This book examines female institutions and the treatment of women inmates in the past and today. It focuses on why women are incarcerated, the different programs in prison available to them, crimes women commit, incarceration and crime rates compared to men, prison socialization, and how female prisons operate. It also looks at some of the positives and negative aspects of prison life and issues for women compared to male prisoners. According to the author, there are three distinct differences between male and female prisons. First, prisons for women are smaller. Second, there are fewer of them. Third, they are different than prisons for males.

[...] The prison staff, half of which consists of female guards and administrations seems to be more open and influential in female prisons. They have a more approachable and lenient stance. They engage in more personal relationships with the prisoners and communicate more than those in male prisons. Women tend to need more emotional and family support while in prison to make up for the separation of family. Some women tend to become depressed due to the separation. The loss of interpersonal support and relationships results in many women becoming involved in the prison socialization and develop dyads and families in prison. [...]

[...] Although every category in crime had increased for women, embezzlement increased the most. Murder and manslaughter tends to have the lowest rates. Women don't commit violent crime as much as men and when they do they are more likely sentenced and sentenced more harshly than men. Most murders committed by women involve an abusive husband, circumstances surrounding a husband or boyfriend like jealously or cheating. Much of this has to do with stereotypes of how people think women should act. [...]

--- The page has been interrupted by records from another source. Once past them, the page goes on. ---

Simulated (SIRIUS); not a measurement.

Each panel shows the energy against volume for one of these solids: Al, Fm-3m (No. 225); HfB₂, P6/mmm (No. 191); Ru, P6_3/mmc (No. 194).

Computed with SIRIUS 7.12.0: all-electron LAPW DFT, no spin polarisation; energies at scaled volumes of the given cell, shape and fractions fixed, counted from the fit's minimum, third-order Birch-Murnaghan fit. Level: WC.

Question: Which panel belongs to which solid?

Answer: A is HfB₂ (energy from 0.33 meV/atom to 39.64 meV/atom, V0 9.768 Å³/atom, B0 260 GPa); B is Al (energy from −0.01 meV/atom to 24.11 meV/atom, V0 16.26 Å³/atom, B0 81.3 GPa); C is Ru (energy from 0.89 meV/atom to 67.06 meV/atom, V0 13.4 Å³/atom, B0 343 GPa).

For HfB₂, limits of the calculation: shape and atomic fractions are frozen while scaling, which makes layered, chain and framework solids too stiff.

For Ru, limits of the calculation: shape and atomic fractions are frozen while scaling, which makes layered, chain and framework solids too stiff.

[...] Women prisons still didn't have as much in the way of treatment and recreational programs as male prisons did, nor did they have as much access or interest in challenging their cases or fighting discrimination and policies within the prison system. The biggest issue or concern at that time for women prisoners was childcare and there had been little change to assist women prisoners with this issue. So, just like the times the process was slow for change, however, there had been some notable changes in these areas. [...]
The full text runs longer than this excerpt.